ScanGauge II – Prius Gen 4 XGauges – Observations on Hybrid Battery Current

The first few XGauges for the Gen 4 Prius are now being published. I was fortunate enough to be in a position to do some preliminary real world testing of some of these. Previously, with the Gen2 and Gen3 models, the Hybrid Battery State of Charge (SOC) and Battery Current (BTA) were two XGauges that many PriusChat members found useful.

This post focuses on my initial observations of BTA on a Gen4 and to compare them with my previous experiences with the Gen3 and Gen2, on which I have posted previously in 2011 and 2009 respectively.

The XGauge I tested works on my 2016 Gen4 in the UK. I can see no reason why it should not work elsewhere, but YMMV!:

TXD: 07DF0153
RXF: 432180000000
RXD: 1810
MTH: 000100018000
Name: BtA (a.k.a., BCA, BTA, can be anything you like)

The hybrid (a.k.a. traction) battery current can be used as a surrogate measure of instantaneous energy consumption on the Prius. By observing the current into and out of the traction battery, it is possible to gain a better understanding of how the choices we make as drivers can affect energy consumption (energy which is ultimately generated from the burning of fossil fuels).

Here are my first observations which might be of some interest. Previously, for both the Gen2 and Gen3 models, the car’s computers (ECU) had some ‘intelligence’ to save energy when holding the car stationary in D (e.g., at traffic lights). After a fraction of a second of being stationary with the footbrake applied, the ‘creep’ action applied by the electric motor is switched off. The car no longer pulls against the footbrake. This is observed as a fall in the BTA value. As you lift your foot off the footbrake, the BTA value rises as current is applied to the electric motor and the car will creep forward.

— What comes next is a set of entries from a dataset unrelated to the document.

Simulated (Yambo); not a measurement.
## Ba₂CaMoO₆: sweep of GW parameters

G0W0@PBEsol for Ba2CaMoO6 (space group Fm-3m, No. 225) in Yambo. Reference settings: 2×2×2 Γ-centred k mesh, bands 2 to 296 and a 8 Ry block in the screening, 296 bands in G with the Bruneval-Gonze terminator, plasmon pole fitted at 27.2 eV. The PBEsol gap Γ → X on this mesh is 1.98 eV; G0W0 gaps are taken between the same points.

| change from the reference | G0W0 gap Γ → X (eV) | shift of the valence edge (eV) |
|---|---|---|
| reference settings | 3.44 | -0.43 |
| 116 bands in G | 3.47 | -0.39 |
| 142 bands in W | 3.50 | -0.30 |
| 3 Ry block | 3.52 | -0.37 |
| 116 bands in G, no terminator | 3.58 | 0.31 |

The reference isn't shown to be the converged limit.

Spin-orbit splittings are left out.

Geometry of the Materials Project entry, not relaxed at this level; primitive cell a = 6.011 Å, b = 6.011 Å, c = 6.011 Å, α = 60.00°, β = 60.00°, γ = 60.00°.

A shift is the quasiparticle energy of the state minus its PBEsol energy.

On the Gen2, the trigger to switch off the creep and conserve battery power required firm pressure on the footbrake. It was possible to hold the car stationary with only light pressure on the footbrake and, without observing BTA, the driver would have no idea that the electric motor was continuing to pull against the footbrake.

This changed in the Gen3, where the amount pressure on the footbrake when stationary did not change the current draw. In other words, being stationary appeared in itself to be all that was needed to trigger a cut to the electric motor, so long as your foot remained on the footbrake.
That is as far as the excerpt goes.